I'm really getting sick of the rationalizations of the surveillance state.
In judging the action of whistle-blowers, three criteria apply. They must have clear and convincing evidence of abuse. Publishing the information must not pose a disproportionate threat to public safety. And the leak must be as limited in scope and scale as possible. Snowden failed all three of these tests.
The documents published thus far do not depict a rogue agency. They indicate—with partial, out-of-date and ambiguous evidence, mostly consisting of out-of-context presentation slides—that the NSA has plenty of flaws. How could it not? Like other government agencies and bureaucracies, it pushes the limits of its regulatory, political and judicial constraints. That is not surprising. Like people everywhere, NSA officials brag. They make mistakes (and get disciplined for them). Again, not too surprising.
To justify even a limited breach of secrecy, Snowden would need to prove something far more: evidence of systematic, gross wrongdoing, based on wilful contempt for judicial, legislative and political oversight. In such circumstances, the actions of a Daniel Ellsberg can be justified.
But nothing published by Snowden shows that. The NSA revealed in these documents looks nothing like J. Edgar Hoover’s FBI. And Barack Obama, for all his faults, is not Richard Nixon, using the power of the state to go after his domestic enemies. On the contrary: The United States has put the most elusive and lawless part of government—intelligence—into the strongest system of legislative and judicial control anywhere in the world. Some want it still stronger (I think it’s too cumbersome and intrusive). But such questions are for the political process to settle. They do not justify catastrophic and destructive leaking.
The Snowdenistas’ second line of defense is that they have at least sparked a debate. But a public discussion, and limited reforms, on issues such as the use of National Security Letters (secret FBI orders to force people and businesses to cooperate with law enforcement), the privacy risks of warehousing metadata and whether “zero-day” exploits (vulnerabilities in computer hardware and software) should be instantly patched or exploited for espionage—are limited benefits, not overwhelming ones. They do not justify catastrophic damage either. The question of whether we house telephone metadata at the NSA or house it at tech companies is not exactly the difference between tyranny and freedom.
Edward Lucas tells us that a public discussion about this totally unprecedented mass domestic electronic surveillance program is of "limited benefit." Well, he is entitled to his own opinion, but as this country is supposedly a democracy, most Americans also feel entitled to their opinions about major domestic public policy issues, and that would be impossible if not for the fact of Edward Snowden's leaks.

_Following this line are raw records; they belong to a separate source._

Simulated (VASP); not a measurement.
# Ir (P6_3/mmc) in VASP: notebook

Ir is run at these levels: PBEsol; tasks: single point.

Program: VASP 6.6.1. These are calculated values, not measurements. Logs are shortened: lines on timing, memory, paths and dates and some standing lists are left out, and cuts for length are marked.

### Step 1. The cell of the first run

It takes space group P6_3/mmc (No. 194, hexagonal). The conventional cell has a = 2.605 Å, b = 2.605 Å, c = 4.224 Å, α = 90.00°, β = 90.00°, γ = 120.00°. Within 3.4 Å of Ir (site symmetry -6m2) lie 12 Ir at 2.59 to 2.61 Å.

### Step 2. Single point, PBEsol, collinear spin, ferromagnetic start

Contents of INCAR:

The assertion that the NSA is subject the "strongest system of legislative and judicial control anywhere in the world" is laughable. Anyone paying close attention knows that the arguments justifying this mass meta-data surveillance program based on Section 215 of the Patriot Act are extremely thin, and they were made LONG after the program had been operational and without comprehensive notification to Congress. Furthermore, the program raises serious Constitutional questions about not just 4th Amendment rights but about the Right to Freedom of Association as well. Frankly, most people who think that ajudicating these important Constitutional issues is of "limited benefit" don't understand them very well in the first place.
Furthermore, the WSJ reported that the NSA monitored the CONTENT of ALL email and text messages during the 2002 Winter Olympic Games in Salt Lake City. None of the weak rationalizations that have been offered for the meta-data program apply to that sort of surveillance. So, lets be clear, the case is closed on question of whether or not there have been abuses. The answer is *YES.*
There are all kinds of reasonable criticisms of the things that Edward Snowden has done, but none of that matters. He doesn't run the country. The people who do need to take responsibility for the fact that a public discussion of these issues didn't come about through a proper process in the first place. The attempt to focus attention on Snowden's flaws is an attempt to divert attention away from that fact.